EVENT DETAILS AND ABSTRACT


Bellow Lecture Series

Title: A discrete view of correlations: Ruelle resonances and their stochastic stability
Speaker: Maciej Zworski
Speaker Info: Berkeley
Brief Description:
Special Note:
Abstract:

The poles and zeros of zeta functions from Lecture 2 appear in expansions of correlations, $ \rho_{f,g} ( t ) $, or as poles of their power spectra, $ \widehat\rho_{f , g } ( t) $: \[ \rho_{f,g}( t ) := \int_M f ( \varphi_{-t} ( x ) ) g ( x ) dx , \ \ \ \ \widehat \rho_{f,g} ( \lambda ) := \int_0^\infty \rho_{f,g}(t ) e^{ i\lambda t } d t , \] where $ \varphi_t : M \to M $ is an Anosov flow and $ f $ and $ g $ are test functions, say $ f , g \in C^\infty ( X ) $. These poles are called {\em Ruelle} or {\em Pollicott--Ruelle} resonances and they are ``discrete signatures of chaos''.

For instance, in this language {\em exponential decay of correlations} is equivalent to having an {\em essential spectral gap}: a strip with finitely many resonances. Existence of this gap (in successive generality and precision) was shown for contact Anosov flows by Dolgopyat in 1998, Liverani in 2004, Tsujii in 2012 and, in a way also applicable to quantum systems, by Nonnenmacher and the speaker in 2015. On the other hand in joint work with Jin 2016, we showed that for any Anosov flow the essential spectral gap is finite.

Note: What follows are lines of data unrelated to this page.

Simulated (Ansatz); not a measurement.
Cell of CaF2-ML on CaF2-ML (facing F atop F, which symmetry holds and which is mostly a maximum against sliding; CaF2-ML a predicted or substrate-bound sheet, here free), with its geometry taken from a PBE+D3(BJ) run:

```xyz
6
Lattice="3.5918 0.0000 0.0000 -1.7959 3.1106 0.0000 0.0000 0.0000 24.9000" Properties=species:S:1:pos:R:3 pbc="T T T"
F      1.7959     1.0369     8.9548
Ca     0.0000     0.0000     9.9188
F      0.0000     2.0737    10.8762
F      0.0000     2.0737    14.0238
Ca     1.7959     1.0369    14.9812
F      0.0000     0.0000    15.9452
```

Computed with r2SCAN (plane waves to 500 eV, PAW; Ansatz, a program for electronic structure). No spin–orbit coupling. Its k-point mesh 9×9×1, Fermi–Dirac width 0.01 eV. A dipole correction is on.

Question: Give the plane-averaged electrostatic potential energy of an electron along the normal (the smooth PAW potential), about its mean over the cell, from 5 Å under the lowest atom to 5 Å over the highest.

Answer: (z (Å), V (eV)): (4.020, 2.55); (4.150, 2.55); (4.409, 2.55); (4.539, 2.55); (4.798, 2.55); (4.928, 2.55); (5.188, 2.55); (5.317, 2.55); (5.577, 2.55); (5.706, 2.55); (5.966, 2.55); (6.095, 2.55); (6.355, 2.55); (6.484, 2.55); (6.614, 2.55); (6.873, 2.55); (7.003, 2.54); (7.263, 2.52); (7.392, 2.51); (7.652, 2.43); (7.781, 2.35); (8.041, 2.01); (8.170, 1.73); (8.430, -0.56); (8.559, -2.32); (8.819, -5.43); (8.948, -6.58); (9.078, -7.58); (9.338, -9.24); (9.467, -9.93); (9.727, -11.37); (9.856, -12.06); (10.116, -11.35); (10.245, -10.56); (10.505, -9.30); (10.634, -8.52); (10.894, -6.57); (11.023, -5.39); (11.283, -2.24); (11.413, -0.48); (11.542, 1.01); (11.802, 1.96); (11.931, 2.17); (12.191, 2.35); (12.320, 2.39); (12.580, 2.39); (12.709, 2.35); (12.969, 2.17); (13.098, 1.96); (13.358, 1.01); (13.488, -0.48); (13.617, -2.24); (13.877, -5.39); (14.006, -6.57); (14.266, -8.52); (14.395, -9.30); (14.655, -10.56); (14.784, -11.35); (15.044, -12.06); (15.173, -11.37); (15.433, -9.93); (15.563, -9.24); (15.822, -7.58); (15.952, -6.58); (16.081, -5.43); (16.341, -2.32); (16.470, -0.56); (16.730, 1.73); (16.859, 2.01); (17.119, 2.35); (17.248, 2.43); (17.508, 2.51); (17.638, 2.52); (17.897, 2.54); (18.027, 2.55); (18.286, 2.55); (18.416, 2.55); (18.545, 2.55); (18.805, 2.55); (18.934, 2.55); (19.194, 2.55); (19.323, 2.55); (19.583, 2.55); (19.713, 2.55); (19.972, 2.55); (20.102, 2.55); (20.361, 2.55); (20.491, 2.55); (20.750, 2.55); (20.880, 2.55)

To have physical meaning Pollicott--Ruelle resonances have to be stable under stochastic perturbations, that is, after adding {\em Brownian motion} to the flow $ \varphi_t $. That can be done in different ways and for homogeneous Brownian motions and any Anosov flows Dyatlov and the speaker did it in 2015. A more subtle result was obtained by Drouot in 2016 for {\em kinetic Brownian motion} on Riemannian manifolds. In a fascinating recent development Dang--Riviere applied microlocal methods to the study of Morse--Smale flows. In that case stochastic stability is related to the spectral properties of the Witten Laplacian and to the 2011 work of Frankel--Losev--Nekrasov on instantons.

Explaining some of this will be the purpose of the last lecture.